Justifiable preoccupation by intelligence analysts with the rise of the People’s Liberation Army-Navy (PLAN) has paralleled the focus of popular attention on the growth of the People’s Republic of China (PRC). However, the significant growth of the Indian Navy (IN) in recent years has been neglected by international scholars, and the international attention paid to India has similarly suffered in comparison with the PRC.
Proportionately, the rise of the Indian Navy — and Indian defenses generally — is in some ways more spectacular than that of the PLAN and the other, new PRC maritime power projection and protection tools. Arguably, too, India’s geopolitical or strategic ambitions are no less significant than those of the PRC.
Having said that, India has a GDP of only about $1.86-trillion (2013), roughly the same as that of Canada, when the PRC had a GDP of some $9.24-trillion, according to the World Bank. Yet the IN has been fielding an oceangoing fleet of aircraft carriers, nuclear and conventional submarines, and blue water combatants which, for some decades, in some important ways eclipsed the naval capacity of the PRC.
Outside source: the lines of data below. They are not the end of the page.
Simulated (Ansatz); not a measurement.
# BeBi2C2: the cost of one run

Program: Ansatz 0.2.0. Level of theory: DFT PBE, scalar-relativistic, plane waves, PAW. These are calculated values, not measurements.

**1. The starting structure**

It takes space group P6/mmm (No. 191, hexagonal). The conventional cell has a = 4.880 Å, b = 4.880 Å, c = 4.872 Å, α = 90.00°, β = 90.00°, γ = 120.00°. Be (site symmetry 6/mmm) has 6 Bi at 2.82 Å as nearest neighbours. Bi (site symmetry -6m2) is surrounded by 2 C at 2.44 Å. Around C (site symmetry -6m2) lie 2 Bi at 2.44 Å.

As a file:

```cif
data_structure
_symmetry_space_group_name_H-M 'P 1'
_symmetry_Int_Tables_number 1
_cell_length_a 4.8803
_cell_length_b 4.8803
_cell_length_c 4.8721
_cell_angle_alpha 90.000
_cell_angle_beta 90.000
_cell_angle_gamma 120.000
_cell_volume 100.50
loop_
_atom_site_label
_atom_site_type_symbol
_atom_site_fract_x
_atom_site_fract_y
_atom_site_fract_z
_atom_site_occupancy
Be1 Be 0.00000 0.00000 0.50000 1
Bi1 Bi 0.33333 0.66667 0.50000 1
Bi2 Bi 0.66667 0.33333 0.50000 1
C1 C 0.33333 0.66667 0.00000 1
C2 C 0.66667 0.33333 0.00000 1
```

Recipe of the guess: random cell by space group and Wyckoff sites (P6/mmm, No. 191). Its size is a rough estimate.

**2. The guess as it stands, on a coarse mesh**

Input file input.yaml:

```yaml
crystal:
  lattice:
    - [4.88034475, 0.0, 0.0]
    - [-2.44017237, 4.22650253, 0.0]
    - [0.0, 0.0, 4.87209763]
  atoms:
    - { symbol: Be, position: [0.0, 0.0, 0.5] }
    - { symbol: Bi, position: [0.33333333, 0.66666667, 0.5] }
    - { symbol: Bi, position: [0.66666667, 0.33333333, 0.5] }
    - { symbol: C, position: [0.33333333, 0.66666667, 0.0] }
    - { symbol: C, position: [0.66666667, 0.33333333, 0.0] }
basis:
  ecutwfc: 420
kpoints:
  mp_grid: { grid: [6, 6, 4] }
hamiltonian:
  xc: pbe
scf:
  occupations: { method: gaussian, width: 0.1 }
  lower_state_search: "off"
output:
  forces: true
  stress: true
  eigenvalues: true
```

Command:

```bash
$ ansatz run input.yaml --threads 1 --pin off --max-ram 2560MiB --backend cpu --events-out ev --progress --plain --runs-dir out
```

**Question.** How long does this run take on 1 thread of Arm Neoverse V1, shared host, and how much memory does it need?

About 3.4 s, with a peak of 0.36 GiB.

Perhaps the difference was (but may no longer be) that India has seen itself as a maritime power while China saw itself as a continental power. Inevitably, both states must compete internationally for resources and energy, which — quite apart from their Central Asian ambitions — keeps them on a path of cautious rivalry.
David Brewster, a former mergers and acquisitions lawyer, but latterly a visiting fellow at the Australian National University, in Canberra, was well-placed to study India’s bid for regional leadership; he had already authored India as an Asia Pacific Power. Significantly, his new book, India’s Ocean: The story of India’s bid for regional leadership comes at a time when India is undergoing a political, economic, and strategic revival under the new BJP Government of Narendra Modi. Mr. Brewster’s study — although incredibly expensive at $123.25 a copy — is an essential tool for anyone who needs to understand where India is going. Moreover, at some stage the recognition will have to dawn more comprehensively that the focus on East Asia and the Pacific is incomplete without understanding the Indian Ocean component. Brewster, and others, are now beginning to use the phrase “Indo- Pacific” to discuss the theater.
What Mr Brewster captures with his study is the sense of nationalism and perhaps xenophobia which drives Indian ambitions in the Indian Ocean (hence the book’s title: India’s Ocean) and in the South Asian region. Without stating it expressly, the impression left after reading the study is that the great danger of instability between the PRC and India lies in the mutual xenophobia of both nation-states. In both cases — China and India — the overweening sense of entitlement that each is entitled to be the hegemon of their respective regions draws fear and resentment from the states which surround them.
Brewster dwells heavily on the Indian fascination with the concept of an “Indian Monroe Doc-trine” under which India could, and should, exercise the right to exclude foreign players from its region. In India’s case, some of that sense includes the entire Indian Ocean region. There were sound reasons for India’s psychological reaction to the presence of foreign powers in the region (just as there were for China: both regions had come under Western domination for protracted periods). When India successfully intervened in the dispute between East and West Pakistan in 1971, its victory — the dismemberment of Pakistan — was alloyed by the concerns which the US felt that India might then proceed militarily against the rump Pakistan in the West. US Pres. Richard Nixon, supported by Secretary of State Henry Kissinger, put a carrier battle group into the Bay of Bengal as a signal.
“The ‘intrusion’ of the USS Enterprise into the Bay of Bengal was deeply humiliating for India at the moment of its great military triumph in a way that few can now fully appreciate,” notes Brewster. “For many it echoed the earlier arrival of European imperialists on India’s shores. Although [the Enterprise deployment was] essentially symbolic, it was remembered with bitterness for many decades. The incident was seen as justifying the suspicions of many in New Delhi about US intentions in South Asia and the need for India to rely on the Soviet Union as a counterbalance to the United States.”
Much followed, including the proposed “Indian Ocean Zone of Peace” initiative.
Indeed, it could be argued that only now is India beginning to feel sufficiently confident that it can engage the world community on its own terms. But Mr. Brewster notes that India has nonetheless been relatively slow in developing security relationships in South-East Asia. India also harbors fears that many of its immediate neighbors in SAARC (the South Asian Association for Regional Cooperation) favor relations with China over relations with India.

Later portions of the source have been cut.